Untruth #1: Rent the Rototiller and simply push it along, smiling and humming a settlers' tune as it turns your land into premium, glorious, farmland.

Truth: Pay someone with a real tractor to till up your garden plot.  If you want to experience the effects of Rototilling on your body, have someone work you over with a sack of wet sand, then jump off of your garage roof.  Naked.  Into brambles.

Untruth #2: Your veggies will look just like the picture in the catalog.

Truth: Actually, they WILL look just like the pictures, they just don't tell you that the pictures are life-size.

Untruth #3: Newspaper makes excellent mulch.

Truth: Newspaper looks like litter in your garden, because it IS litter in your garden.  The best mulch I ever used was stall innards from the goat pen, wheel-barrowed directly from pen to garden and dumped between rows.  If you have no goats (I can help you with that), the thick black plastic the garden store sells is a good alternative that keeps out weeds and doesn't look awful, although some folks, like our Editor, are opposed to putting anything in the garden that won't break down rapidly.  Last year's hay works well too, the flakes are about the right size to fit between rows.

Untruth #4: Fish heads make excellent fertilizer.        

Truth: Although legend has it that the Indians planted a fish head with every kernel of corn, the reality is that this is a myth perpetuated by generations of skunks looking for an easy meal.

Untruth #5: Natural pest control works just as well as chemical pest control.

Truth: There's nothing like a good dose of poison to kill bugs.  Since my children had a habit of eating straight from the garden, I always go chemical-free, and assume the "one for me, two for nature" attitude.  However, using beer for slugs does work - taken internally by the gardener in a large enough dose to obliterate any thought of slugs.

Untruth #6: Mothballs/aluminum pie tins/sweaty shirts/Tabasco sauce/gunshots will deter mammalian pests.

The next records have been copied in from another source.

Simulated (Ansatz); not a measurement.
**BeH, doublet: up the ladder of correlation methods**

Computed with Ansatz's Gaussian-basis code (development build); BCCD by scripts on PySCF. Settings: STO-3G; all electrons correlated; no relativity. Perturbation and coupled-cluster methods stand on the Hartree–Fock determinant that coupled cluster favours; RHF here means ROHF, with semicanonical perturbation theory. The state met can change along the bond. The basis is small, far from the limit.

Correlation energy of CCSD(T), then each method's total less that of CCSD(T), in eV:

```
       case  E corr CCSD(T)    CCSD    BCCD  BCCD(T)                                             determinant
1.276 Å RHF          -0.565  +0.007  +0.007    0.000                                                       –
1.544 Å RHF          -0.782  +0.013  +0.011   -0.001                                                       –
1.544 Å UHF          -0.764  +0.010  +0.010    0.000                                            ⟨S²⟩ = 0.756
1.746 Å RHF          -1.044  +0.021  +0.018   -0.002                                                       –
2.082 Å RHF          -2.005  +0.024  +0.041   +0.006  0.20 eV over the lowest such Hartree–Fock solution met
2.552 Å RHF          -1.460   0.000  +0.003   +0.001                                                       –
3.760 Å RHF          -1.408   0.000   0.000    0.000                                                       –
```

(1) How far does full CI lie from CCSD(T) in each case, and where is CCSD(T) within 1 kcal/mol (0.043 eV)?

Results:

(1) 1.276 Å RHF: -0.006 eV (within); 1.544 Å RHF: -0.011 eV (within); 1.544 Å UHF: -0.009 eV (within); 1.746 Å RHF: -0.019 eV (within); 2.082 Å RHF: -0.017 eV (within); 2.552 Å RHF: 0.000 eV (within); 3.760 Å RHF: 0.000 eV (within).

Truth: The instant your sweet corn is ready to pick, some sort of silent Corn Alarm sounds, and nothing will keep the raccoons away.  I witnessed the mid-day destruction of my sweet corn from 20 feet away, yelling, waving my arms, jumping up and down and lobbing every lift-able object at the masked darlings.  They totally ignored the Crazy Woman at the edge of the garden (you would think rabies would've been a concern, I was certainly foaming at the mouth), bent a stalk, opened an ear, took 3 or 4 bites, then moved onto the next one, effectively ruining the entire crop and breaking my heart simultaneously.  There is nothing on earth as delicious as homegrown sweet corn, harvested and cooked within minutes, slathered with real butter.  If I ever have the courage to plant sweet corn again, I will fence that area and turn a big doggie loose in it two weeks before harvest.